Water Information

Potable and non-potable water is very important on house building trips.

Potable Water

While plumbing is present throughout most of Tijuana, it is not advisable to drink the water. An Orphanage representative will make sure your group has plenty of potable water throughout your stay. The water is purchased through CIEL, a Coke company product. Your coordinator will check in with you and take inventory throughout the week as deliveries occur. Please let them know if you have any concerns or are running low.

Even on mildly warm days you want to be sure people are drinking at least a gallon of water a day.  The best way to do this is to designate a water captain for each site to make sure the team takes frequent water breaks throughout the day. This will help fend off heat exhaustion, general fatigue, short tempers and grumpiness. A simple test to check for good water intake is: Clear, not yellow urine.

Especially on big work days, like cement day or when you are pushing to wrap up the houses, the water taken before noon is what will help you stay strong and on target in the afternoon.  Make sure to have enough water on site at all times.  A great way to ensure this is to have each team fill water bladders or take a 5 gallon bottle with them to the site each morning. *Make sure that the bottles come back as there is a fee for lost or damaged bottles.

Water is a major expense for the families at our sites. Water can easily take over a third of a family’s annual income—more than we would pay for gas or on house payments. So out of respect, please resist the temptation to have water fights.

Non-potable Water

Non-potable water is necessary to mix concrete during the construction of the concrete slab. Typically, our team on the ground has made some arrangement for water before you arrive. In some instances, sites are remote or arrangements have fallen through. It is important to ask the person showing you the site what the arrangements are for the needed water.
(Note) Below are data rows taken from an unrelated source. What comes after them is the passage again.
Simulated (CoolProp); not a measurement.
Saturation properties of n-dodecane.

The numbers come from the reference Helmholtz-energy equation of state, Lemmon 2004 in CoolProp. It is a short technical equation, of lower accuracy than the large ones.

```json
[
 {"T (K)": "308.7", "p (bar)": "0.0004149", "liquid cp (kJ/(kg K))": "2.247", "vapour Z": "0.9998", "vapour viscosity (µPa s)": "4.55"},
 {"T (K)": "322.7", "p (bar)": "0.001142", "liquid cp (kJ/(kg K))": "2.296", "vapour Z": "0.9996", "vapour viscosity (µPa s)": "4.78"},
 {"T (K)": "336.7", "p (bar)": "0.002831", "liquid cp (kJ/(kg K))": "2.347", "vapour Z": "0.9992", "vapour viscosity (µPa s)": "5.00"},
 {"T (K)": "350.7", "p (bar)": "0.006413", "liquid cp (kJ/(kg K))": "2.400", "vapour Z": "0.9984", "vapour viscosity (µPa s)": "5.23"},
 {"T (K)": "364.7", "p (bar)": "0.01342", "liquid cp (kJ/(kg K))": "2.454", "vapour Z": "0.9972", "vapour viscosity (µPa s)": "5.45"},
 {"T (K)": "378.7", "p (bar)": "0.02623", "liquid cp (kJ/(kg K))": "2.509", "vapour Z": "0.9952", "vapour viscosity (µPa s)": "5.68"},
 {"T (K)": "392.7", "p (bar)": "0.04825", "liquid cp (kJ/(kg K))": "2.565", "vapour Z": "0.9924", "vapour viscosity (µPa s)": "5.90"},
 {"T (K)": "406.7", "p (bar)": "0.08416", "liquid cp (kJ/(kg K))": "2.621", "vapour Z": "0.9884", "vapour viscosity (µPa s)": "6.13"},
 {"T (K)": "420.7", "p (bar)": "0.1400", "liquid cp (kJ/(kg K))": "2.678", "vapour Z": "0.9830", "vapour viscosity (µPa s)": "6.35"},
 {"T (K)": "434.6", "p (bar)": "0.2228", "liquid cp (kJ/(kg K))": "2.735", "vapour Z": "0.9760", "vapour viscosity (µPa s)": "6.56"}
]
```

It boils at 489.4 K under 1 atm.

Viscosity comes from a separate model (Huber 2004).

Sometimes, the sites will have water via a hose (manguera). Other times there are large blue plastic containers (potes) on site for this water – normally these are used for laundry and washing so please treat them accordingly. Red water trucks regularly drive throughout Tijuana, honking their horn, and selling water. Usually, two of these blue containers work well for holding water necessary for constructing the slab. It usually costs about $5 US or 50 pesos to fill one of these containers, and if the family has purchased the water already, it is kind to reimburse them for this expense.